Publication Date: Wednesday, March 17, 2004

Baylands cleanup will tackle Cargill salt pond this summer

By Marion Softky
Almanac Staff Writer

By the time it finishes cleaning up Menlo Park baylands contaminated by 60 years of trap and skeet shooting, the San Francisco Public Utilities Commission will have removed 77,200 cubic yards of dirt at a cost of $20 million. Then the land will need to be restored to be healthy for fish and wildlife.

PUC General Manager Pat Martel reported to the San Mateo County Board of Supervisors March 2 on the progress of its Baylands Recovery Project. It is cleaning up the marsh and salt pond peppered with lead shot, shattered clay pigeons, and shell casings by the Peninsula Sportsmen's Club from 1969 to 1994.

"The risk to human health is minimal, but there's a possible threat to wildlife," she said.

The club, which operated on some 40 acres leased from the San Francisco Water Department, was closed down in 1994 by the state Regional Water Quality Control Board, and told to clean up. The club promptly went bankrupt, and the San Francisco PUC is fixing the mess.

The property is traversed by two of the main pipelines carrying water from the Sierra, across the Bay, to serve San Francisco and the Peninsula.

Since 2000, work crews have torn down the club's buildings and been scraping the land. For several weeks this spring, dump trucks will carry some 5,000 cubic yards of stockpiled dirt across the Dumbarton Bridge to landfill sites in the Central Valley, said PUC planner Maureen Barry.

During the coming two summers, workers will remove some 66,000 cubic yards of contaminated soil from the Cargill salt pond and levee just north of the site.

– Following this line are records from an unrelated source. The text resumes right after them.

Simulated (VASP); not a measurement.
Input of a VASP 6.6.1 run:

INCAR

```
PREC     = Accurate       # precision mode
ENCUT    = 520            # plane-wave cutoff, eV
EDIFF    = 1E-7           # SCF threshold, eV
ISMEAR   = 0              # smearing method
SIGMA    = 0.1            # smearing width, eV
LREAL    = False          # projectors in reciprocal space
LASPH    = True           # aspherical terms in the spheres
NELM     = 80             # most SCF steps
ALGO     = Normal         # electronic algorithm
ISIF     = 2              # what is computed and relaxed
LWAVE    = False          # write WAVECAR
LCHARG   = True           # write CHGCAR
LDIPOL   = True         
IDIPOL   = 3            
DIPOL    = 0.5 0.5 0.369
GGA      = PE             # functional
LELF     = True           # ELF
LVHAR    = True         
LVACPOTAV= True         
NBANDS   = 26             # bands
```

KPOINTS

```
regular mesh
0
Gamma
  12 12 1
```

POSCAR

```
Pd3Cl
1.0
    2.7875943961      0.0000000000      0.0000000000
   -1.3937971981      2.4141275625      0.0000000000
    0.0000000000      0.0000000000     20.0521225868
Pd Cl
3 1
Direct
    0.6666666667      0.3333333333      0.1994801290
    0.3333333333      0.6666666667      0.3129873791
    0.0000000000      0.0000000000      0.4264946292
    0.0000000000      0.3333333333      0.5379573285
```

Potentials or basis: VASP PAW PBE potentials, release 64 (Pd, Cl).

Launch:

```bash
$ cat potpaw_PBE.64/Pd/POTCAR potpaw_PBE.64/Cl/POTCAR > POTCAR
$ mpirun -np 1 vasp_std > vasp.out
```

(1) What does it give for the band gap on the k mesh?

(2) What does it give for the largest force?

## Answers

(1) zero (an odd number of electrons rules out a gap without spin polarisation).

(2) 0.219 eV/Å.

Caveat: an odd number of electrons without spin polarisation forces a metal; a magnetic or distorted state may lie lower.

The PUC has involved the community in planning the project, and has hired more than half its workers from Project Build at OICW, the Menlo Park job-training center, Ms. Martel reported. "We've developed a neat partnership with OICW. We've hired and trained local workers."

Ms. Martel plans to involve the community in similar ways when the PUC starts its next major project to strengthen its aging water system.

"We've received no complaints to date on this project," she said. "We will do the same when we rebuild the water system."